Iran attack and illusion of strategic correction
English | 2026-03-16 11:15:56
武玮佳来源:CHINA DAILY
MA XUEJING/CHINA DAILY
It has been mistakenly argued that the weakening of Iran following attacks by the United States and Israel is a major strategic setback for China. According to this view, Beijing's long-term engagement with Tehran is a central pillar of its Middle East strategy, and the degradation of Iran's capabilities therefore constrains China's global ambitions.
Such interpretations deserve closer scrutiny. Regional developments are not insignificant, but they risk conflating tactical events with structural transformations in the international system. The deeper issue is not whether one partnership has been strained but whether military action can meaningfully shape — or redefine — the trajectory of a global power transition.

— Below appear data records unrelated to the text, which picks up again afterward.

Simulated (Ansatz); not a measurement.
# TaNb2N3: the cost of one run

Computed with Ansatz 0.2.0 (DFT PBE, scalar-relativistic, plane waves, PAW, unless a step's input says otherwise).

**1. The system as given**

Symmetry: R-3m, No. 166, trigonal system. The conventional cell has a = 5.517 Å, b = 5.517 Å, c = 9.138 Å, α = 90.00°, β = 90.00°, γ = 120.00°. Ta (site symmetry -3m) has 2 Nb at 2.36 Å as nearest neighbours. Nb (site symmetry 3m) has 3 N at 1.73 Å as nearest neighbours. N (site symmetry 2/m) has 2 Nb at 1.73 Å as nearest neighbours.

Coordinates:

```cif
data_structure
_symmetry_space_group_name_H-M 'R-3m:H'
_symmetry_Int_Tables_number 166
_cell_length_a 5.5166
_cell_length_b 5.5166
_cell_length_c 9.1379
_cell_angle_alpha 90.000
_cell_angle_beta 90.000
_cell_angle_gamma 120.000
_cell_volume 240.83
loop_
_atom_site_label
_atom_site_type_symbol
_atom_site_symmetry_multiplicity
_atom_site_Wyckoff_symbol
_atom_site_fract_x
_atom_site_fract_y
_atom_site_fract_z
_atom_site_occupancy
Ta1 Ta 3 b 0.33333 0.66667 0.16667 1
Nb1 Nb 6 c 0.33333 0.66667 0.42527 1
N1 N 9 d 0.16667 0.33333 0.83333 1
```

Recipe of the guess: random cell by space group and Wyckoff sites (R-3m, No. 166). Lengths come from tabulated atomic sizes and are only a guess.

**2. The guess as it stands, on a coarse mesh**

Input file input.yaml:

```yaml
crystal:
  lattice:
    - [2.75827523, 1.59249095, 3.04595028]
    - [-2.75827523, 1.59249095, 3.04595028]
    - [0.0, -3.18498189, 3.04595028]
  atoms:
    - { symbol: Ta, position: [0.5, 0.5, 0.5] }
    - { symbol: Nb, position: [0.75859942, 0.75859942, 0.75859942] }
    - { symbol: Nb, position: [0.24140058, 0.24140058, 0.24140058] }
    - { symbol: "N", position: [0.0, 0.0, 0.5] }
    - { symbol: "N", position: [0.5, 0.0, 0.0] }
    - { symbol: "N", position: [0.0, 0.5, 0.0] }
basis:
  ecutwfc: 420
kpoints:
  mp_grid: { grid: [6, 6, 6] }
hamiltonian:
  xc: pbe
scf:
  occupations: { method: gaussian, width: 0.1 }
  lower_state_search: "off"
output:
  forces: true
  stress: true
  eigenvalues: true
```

Over the past two decades, China has expanded its economic engagement across the Middle East through trade, energy cooperation and infrastructure projects linked to the Belt and Road Initiative. This engagement has been predominantly commercial. Energy security, maritime connectivity and diversified supply chains are fundamental to China's development model. Stability in the Gulf region is therefore not peripheral to Beijing's interests but structurally embedded in them.
To frame China's relationship with Iran primarily as a geopolitical maneuver reflects a securitized reading of international relations. China is the world's largest importer of crude oil. Prolonged instability in the Middle East would increase costs, heighten risks, and undermine the predictability essential to global trade. For an economy deeply integrated into global markets, systemic instability cannot be a strategic asset.
This does not imply that China's foreign policy is devoid of strategic calculation. Like all major countries, Beijing cultivates partnerships that advance its economic and security priorities. Yet its approach has differed from traditional alliance-based security architectures. Rather than constructing formal military blocs, China has emphasized economic integration, infrastructure development and participation in multilateral platforms such as the Shanghai Cooperation Organization and expanded cooperation under the BRICS framework.
The tendency in some Western analyses to describe a cohesive anti-Western axis risks reviving Cold War mentalities in a far more complex and interdependent world. Today's international environment is characterized less by rigid ideological blocs and more by overlapping networks of cooperation and competition. Many countries maintain economic ties with multiple major powers simultaneously, reflecting pragmatic national interests rather than exclusive alignment.
Structural power in the 21st century is increasingly rooted in technological capacity, industrial scale, financial networks and market depth. These dimensions evolve gradually and are not easily reversed by regional episodes.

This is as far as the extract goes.